Q: What are some of your proudest moments as a mother?

“One of the proudest moments, I guess, as a mom, was having the opportunity to practice with my family and sing at a Christmas banquet. We all dressed Christmassy and we sang a Christmas song with harmony, and I have to say that that was a dream of mine and one of the proudest moments I think of my life with my entire family at that particular time. I still listen to the CD; it was awesome.

“I am so happy that my family is enjoying being in business. Although, we gave them all freedom to choose what they wanted to when they went to college. We gave them that opportunity to choose what they wanted to do and interesting enough, they have all come back to the business.”

Q: What is some advice you would like to give other moms?

“Because Mother’s Day is coming up, it’s really, really important to teach your children to love their husbands, to respect them, to honor them, even when you don’t always agree with them. My children have since said to me, ‘Oh, Mom, you always think Dad’s right…’ And I’m thinking… ‘Oh no I didn’t’ or ‘Oh no I don’t, but I’m happy that you thought that.’

“Teach your children to respect others, teach them manners, teach them to love God, teach them to do things that they don’t want to do at the time. Later, they will love it. They will come back and say, ‘Thank you, Mom. Thank you, Dad.’ You are their parent, not them. They love to have boundaries even when they think they don’t. It gives them a sense of…you care for them, you love them.

“You get the chance to teach them the things that you enjoy and that you like. So, as they were growing up, I introduced them to, of course, music. They all had to take music lessons of some kind because they were a part of this family. They also had to go on day trips to the Skyline Drive and just enjoy some nature. Maybe they were grumbling when they started…but they ended up having fun the rest of the day. We took them to concerts, piano concerts. Same thing, but we’re the parents and we’re introducing them to culture…and guess what? They all enjoy it now, so I would recommend, you be the parent and you teach them.

“I enjoy gardening…Gardening is probably one of my biggest hobbies. God talks to me when I’m out there. It’s quiet time, and I’m hammering away, I’m sweating, and I’m working hard. But, that’s my time with God as well. And now I see that, surprisingly, all my children enjoy gardening.

“Happiness is a choice. You have to decide. Everything in life will never be what you want. It just won’t. We all have good times and we have bad times…If you are thankful for what you have, and not for what you don’t have, you can be happy.”

Q: What do you enjoy doing with your family?

“We love to go camping together, we love to travel together, and for a week or two at a time, and surprisingly, we get along; we come home being friends.”

Q: How does your family celebrate Mother’s Day?

“Mother’s Day is coming up and it’s always a fun time for us to gather together as a family. We do something different many, many years just because there are several mothers in the family now and so that none of us have to cook that day we sometimes just go out and buy a big bucket of fried chicken, and all the trimmings that go with it and we sit around and eat that on Mother’s Day…Just a fun day to be together.

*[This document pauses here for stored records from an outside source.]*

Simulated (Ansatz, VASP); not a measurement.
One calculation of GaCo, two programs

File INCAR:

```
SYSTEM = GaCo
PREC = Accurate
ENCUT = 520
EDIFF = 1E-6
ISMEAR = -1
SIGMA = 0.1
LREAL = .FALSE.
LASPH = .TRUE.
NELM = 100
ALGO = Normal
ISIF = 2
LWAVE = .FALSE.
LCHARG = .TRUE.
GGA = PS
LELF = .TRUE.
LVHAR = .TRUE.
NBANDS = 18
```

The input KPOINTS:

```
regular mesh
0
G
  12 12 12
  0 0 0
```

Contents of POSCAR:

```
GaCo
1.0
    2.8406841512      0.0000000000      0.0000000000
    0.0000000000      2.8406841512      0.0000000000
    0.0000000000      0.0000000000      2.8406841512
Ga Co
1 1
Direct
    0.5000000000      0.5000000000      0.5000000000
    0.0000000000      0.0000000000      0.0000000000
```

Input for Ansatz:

“We love to be together as a family. We sit around the table for sometimes hours and there will be several conversations going across and through and around the table. Trying to get everybody a chance to talk is kind of an impossible thing, but we work together, but we also love to play together. We love—besides eating which we love to do, and analyzing our products sometimes at the table—we love to play together and so we’ll end up out in the yard.”

Q: Can you tell us about growing up in a family business?

“I was the third child in a family, in a Christian family, and we had our own business. My mother made homemade chocolate candy and she had vegetables, and we had meats and cheese and we went to market every Friday. So growing up, on Thursday, it was the day to get ready for market. We would slice the ham and the cheese and whatever and be ready to get up early and load our goods and put them in the car and go to Farmers Market in Chambersburg and that was my experience learning how to sell to customers at a very early age.”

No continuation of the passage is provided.